California's home-building industry is making a brisk comeback. Calling it ''one of the brightest spots in the state's strong economic recovery,'' Robert T. Parry, chief economist and executive vice-president of Security Pacific National Bank in Los Angeles, says residential building activity in the Golden State should jump 71 percent this year, to 143,500 units authorized from only 84,000 last year.
Next year's total should edge up to 146,600 units, he adds. This, however, is still far below the 270,000 units in 1977.
Dr. Parry sees the current trend, which started a year ago, as being sustainable for at least the next 18 months, spurred by financing innovations, consumer demand, and growth in real disposable income.
He includes in his list of financing innovations new forms of variable- or adjustable-rate mortgages, tax-exempt mortgage-backed bonds, and builders' assistance in financing through temporary interest-rate subsidies or buy-downs.
Nationally, new home sales rose 13.7 percent in September, following two months of decline. This took place despite a jump of $7,500 in the average price of a new home - now pegged at a record $98,700.

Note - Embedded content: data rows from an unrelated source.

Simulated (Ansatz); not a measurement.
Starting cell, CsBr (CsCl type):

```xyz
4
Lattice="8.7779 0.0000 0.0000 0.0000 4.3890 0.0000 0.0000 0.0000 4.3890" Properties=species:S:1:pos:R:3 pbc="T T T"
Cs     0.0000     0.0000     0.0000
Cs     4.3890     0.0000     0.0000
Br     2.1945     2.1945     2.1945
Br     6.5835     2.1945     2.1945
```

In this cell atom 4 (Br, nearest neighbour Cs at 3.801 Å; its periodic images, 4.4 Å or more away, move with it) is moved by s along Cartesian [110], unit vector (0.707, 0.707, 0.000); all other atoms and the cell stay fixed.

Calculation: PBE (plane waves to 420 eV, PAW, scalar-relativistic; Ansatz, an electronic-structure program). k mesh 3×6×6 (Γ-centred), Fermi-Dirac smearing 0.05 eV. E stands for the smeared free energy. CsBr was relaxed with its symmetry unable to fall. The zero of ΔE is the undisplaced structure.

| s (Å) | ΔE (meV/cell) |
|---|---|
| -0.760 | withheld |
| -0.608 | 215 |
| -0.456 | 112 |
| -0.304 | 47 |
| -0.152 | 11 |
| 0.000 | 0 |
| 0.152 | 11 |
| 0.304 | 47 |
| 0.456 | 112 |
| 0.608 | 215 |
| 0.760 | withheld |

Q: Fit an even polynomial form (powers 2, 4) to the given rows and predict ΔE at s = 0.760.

The increase in new home sales around the country comes as mortgage rates continue to climb.
But mortgage rates may soon be heading the other way.
Conventional mortgage rates should decline to a national average of about 12. 5 percent by the end of the year, from 13.5 now, according to Michael Sumichrast , chief economist for the National Association of Home Builders.
He says he expects that interest on fixed-rate loans will dip even more, perhaps dropping to 12 percent by early next year.